Learning from Ants

It is not that our circumstances define who we are but it is rather about how we define our circumstances.

When ants are presented with an obstacle, such as a clump of soil or a rock, they will move around it, climb over and even under it. What they don’t do is give up.

A year ago I was traveling in Costa Rica for a week. It is a tropical paradise, not unlike my home of Borneo. Being on the same line of latitude as Borneo at times I felt I was home, from the short bursts of rain showers throughout the day to the warm comforting rays of the sun, caressing my body as I walked along the beaches.

Costa Rica is vibrantly rich, with its abundant flowers and trees, unique wild life, inviting waters and happy people. While the country has only about 0.25 percent of the of the world’s landmass, it contains five percent of the world’s biodiversity. 

I spent most of my time on the west coast, in Costa Rica’s smallest national park.  One morning, after a walk along the beach, I took the undulating path back through the rainforest to the road, a 15-minute stroll. As I gazed up at the trees listening to the alarming sounds of the howler monkeys, and hoping to see one, something on a tree branch caught my attention. In Costa Rica there is an interesting family of ants called the leaf cutter ants. And there they were, hundreds of large ants carrying even larger pieces of cut leaves, in a frenzied parade along the tree branches. I stopped to follow their path with my eyes, as they descended almost military-like, marching straight down the huge tree trunks and along the ground. I had not seen or heard about leaf cutter ants before, so I was quite intrigued. I started to follow them for several minutes. Eventually, they started to disappear into a hole in the ground, their home, where the leaves are chewed but not eaten, and stored for food.

As I crouched down observing the ants, I noticed a small stream right in their path. What amazed me was that they had found a way to get across, a small branch provided a bridge. These ants were never going to quit. When the ants came across an obstacle, they would go left or right of it, go over or under, or even move it. The ants confronted their obstacles. They were just ants. They were not defined by their struggle. They just got on with it.

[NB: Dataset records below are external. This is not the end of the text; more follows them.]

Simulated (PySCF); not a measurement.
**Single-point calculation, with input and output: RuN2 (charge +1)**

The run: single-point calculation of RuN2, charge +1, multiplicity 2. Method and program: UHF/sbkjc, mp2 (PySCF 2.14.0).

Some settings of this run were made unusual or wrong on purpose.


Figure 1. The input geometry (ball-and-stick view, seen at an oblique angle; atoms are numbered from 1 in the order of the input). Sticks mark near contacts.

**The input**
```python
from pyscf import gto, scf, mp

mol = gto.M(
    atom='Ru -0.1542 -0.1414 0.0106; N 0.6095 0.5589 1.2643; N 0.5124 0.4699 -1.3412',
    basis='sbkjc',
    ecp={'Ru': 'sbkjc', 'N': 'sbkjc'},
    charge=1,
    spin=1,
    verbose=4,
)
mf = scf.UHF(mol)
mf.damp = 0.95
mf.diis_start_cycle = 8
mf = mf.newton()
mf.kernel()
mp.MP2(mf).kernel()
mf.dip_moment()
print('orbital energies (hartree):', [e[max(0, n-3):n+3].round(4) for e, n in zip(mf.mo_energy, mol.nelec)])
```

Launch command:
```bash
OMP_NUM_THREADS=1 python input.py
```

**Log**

I stood up and started back on the path. It is not that the path is always easy. It won’t be. Life won’t always be easy. Our circumstances may present us with difficulties, not just obstacles in our way but sometimes mountains. But that is not what defines us. The way we see our obstacles reveal who we are. Instead of seeing obstacles as difficult or negative, we can see them as opportunities for growth, for love, for compassion. This defines who we are. Mountains can potentially stop us. If we can’t go around them or move them, we may have to climb them.